There is a very specific kind of nightmare scenario that happens when you date someone significantly older than you. You think you are mature for your age. You think you can handle their baggage. You think you can be the “cool girlfriend” who is totally chill with the ex who is still in the picture. But then, you wake up one morning in the Hamptons to find said ex-husband wearing pajamas in the kitchen, pouring coffee, and asking if you want hash browns like he is the host of a bed and breakfast you didn’t book.

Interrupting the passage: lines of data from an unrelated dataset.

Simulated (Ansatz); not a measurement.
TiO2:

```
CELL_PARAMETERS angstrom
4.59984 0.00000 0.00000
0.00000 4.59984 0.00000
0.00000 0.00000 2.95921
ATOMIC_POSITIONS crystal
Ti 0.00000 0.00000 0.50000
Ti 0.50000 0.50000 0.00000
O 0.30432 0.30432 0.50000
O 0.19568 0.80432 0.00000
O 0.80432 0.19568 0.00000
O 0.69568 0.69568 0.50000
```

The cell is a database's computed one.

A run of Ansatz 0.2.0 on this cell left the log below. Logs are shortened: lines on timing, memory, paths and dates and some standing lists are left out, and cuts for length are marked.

Our narrator is a 21-year-old woman who is currently in a relationship with a 36-year-old woman. That age gap alone is enough to make most of us pause and raise an eyebrow, but it gets messier. The girlfriend started a company with her ex-husband, a 43-year-old man, over a decade ago. They are still business partners. They still work together. And apparently, they still have sleepovers at vacation homes while the current girlfriend is sleeping in the next room.
The couple was vacationing in East Hampton. It sounds lovely, right? Sun, sand, and expensive lobster rolls. But the vibe shifted when the ex-husband came over after dinner to “work on a project.” Our narrator, trying to be understanding of their business relationship, dozed off while they were still working in the office. She assumed, like any rational human being would, that the man would go home to his own house which was only five miles away in Bridgehampton.
But when she walked into the kitchen the next morning, she wasn’t greeted by a quiet house. she was greeted by the ex-husband. He was casually pouring himself a cup of coffee and asking her about breakfast potatoes. He wasn’t rushing out the door. He wasn’t apologetic. He was settling in. And the kicker? He used to own the house they were staying in. He looked more at home than she did because, in his mind, he probably still felt like he was at home.


I need you to feel the absolute disrespect radiating off this situation. The man lives five miles away. Five. Miles. That is a ten-minute Uber ride. That is a fifteen-minute drive. There is absolutely zero logistical reason for a grown man with his own property nearby to crash at his ex-wife’s vacation rental while her new girlfriend is there. None.
But it gets worse. When the girlfriend walked in, instead of addressing the elephant in the room (or the ex-husband in the kitchen), she and her ex started chatting away, completely ignoring the narrator. Our poor narrator says she was “practically pulling on my girlfriend’s sleeve” to get attention. This image is heartbreaking because it perfectly highlights the power imbalance here. They are treating her like a child they are allowing to sit at the grown-ups’ table, provided she stays quiet.
When she finally asked the obvious question of why he didn’t go home, the gaslighting began immediately. Her girlfriend got “offended.” She called the narrator “rude and insecure.” She claimed she was just being a “hospitable business partner.” Hospitable is offering someone a glass of water, not a pillow in a house you are sharing with your partner.
Then the ex-husband chimed in with the most pathetic excuse in the book. He claimed he “missed the dog.” He sat there, petting the dog, making no motion to leave, blaming the canine for his decision to invade their privacy. And because the narrator is 21 and probably being manipulated by two people nearly double her age, she “immediately felt bad” because she didn’t want to keep him from the dog.
Let’s be real here. This wasn’t about the dog. This wasn’t about business. This was a power play. They are showing her exactly where she ranks in the hierarchy of this “relationship,” and it is somewhere below the ex-husband and possibly below the hash browns.
So, is she the ahole? Absolutely not. N-T-A. She is a young woman being taken for a ride by two people who have no boundaries and no respect for her feelings. The “insecure” label is just a tool they are using to shut her up so they can continue their weird, boundary-less dynamic without consequence.